We don’t typically drink gin, so part one of this drink lab is to taste several different gins side-by-side. We are sampling Tanqueray, Beefeater, Bombay Sapphire, Amsterdam, and Fleischmann’s.
Tanqueray is the highest selling gin import in North America. Its key botanicals include juniper, coriander, angelica root and liquorish with juniper being the most aggressive flavor. In comparison, the botanical balance of Beefeater leans toward citrus, with piney juniper for support. Both produce a bit of an after-burn. Bombay Sapphire is well-balanced and smoother than the Tanqueray and Beefeater. New Amsterdam is fairly smooth with the highest citrus content in the botanicals and not much complexity. Fleischmann’s is very light in botanicals with the least amount of flavor of our lab samples. We keep this gin on hand because its lack of strong personality allows it to combine well with the other four spirits used in a Long Island Iced Tea.
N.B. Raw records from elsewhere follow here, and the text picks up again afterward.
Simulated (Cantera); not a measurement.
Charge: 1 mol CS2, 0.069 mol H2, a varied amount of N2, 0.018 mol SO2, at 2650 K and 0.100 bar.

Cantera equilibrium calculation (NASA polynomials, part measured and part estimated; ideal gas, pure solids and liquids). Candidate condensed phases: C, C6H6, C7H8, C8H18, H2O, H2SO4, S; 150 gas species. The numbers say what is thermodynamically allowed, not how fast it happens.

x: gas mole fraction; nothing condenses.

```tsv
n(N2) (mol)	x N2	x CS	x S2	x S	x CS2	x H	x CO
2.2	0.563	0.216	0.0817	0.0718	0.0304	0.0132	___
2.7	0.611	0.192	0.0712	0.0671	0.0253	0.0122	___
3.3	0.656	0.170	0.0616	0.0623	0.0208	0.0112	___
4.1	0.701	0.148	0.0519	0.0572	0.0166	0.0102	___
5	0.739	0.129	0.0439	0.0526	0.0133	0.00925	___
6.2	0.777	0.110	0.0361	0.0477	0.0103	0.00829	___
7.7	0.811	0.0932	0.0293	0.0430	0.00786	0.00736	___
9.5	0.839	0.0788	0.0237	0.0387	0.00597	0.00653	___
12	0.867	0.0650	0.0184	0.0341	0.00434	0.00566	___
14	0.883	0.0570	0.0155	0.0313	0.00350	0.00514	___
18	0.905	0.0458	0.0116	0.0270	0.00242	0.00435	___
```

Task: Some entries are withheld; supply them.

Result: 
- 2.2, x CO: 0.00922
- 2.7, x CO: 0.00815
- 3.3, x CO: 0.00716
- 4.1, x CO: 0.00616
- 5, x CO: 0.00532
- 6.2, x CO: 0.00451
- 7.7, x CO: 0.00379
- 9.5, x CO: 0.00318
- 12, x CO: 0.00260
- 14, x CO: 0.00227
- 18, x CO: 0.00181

Next, we move on to mixing. We refer to an internet article called “Just 1 Bottle: 15 Cocktails to Make With Gin and a Trip to the Grocery Store” by Maggie Hoffman. Many of the recipes use citrus juice, so we combine a few drops of the various gins with lemon, lime, a sweetened lemon-lime mixer, grapefruit and orange. For our taste, we don’t feel that any of the citrus flavors are marrying well with gin’s botanicals.
We experiment with the briny vinegar of olives by tossing one into our tiny sample and we begin to feel as if we are on the right track. We add a few drops of dry vermouth and discover that we have come full circle to a traditional gin martini. Now we understand why this classic cocktail is one of the best known mixed drinks. It really works!
We consult some bartending resources for the perfect gin martini recipe and the fun begins. Who knew that making a “perfect” martini could be so controversial? According to Wikipedia,
“The dryness of a martini, referring to the ratio of gin to vermouth, has been steadily increasing since the cocktail was created. A ratio of 1:1 was common at the turn of the 20th century, and 3:1 or 4:1 martinis were typical during the 1930s and 1940s. During the latter part of the 20th century, 6:1, 8:1, 12:1, or even 50:1 or 100:1 Martinis became considered the norm. Some martinis were prepared by filling a cocktail glass with gin, then rubbing a finger of vermouth along the rim. There are those who advocated the elimination of vermouth altogether. According to Noël Coward, “A perfect martini should be made by filling a glass with gin, then waving it in the general direction of Italy”, Italy being a major producer of vermouth.”
We mix a not-so-dry martini with a ratio of 4:1. Although James Bond wanted his martini shaken, not stirred, we go for a non-frothy stirring over ice. Lastly, we pour the cocktail off of the ice, add plenty of olives, and start sipping!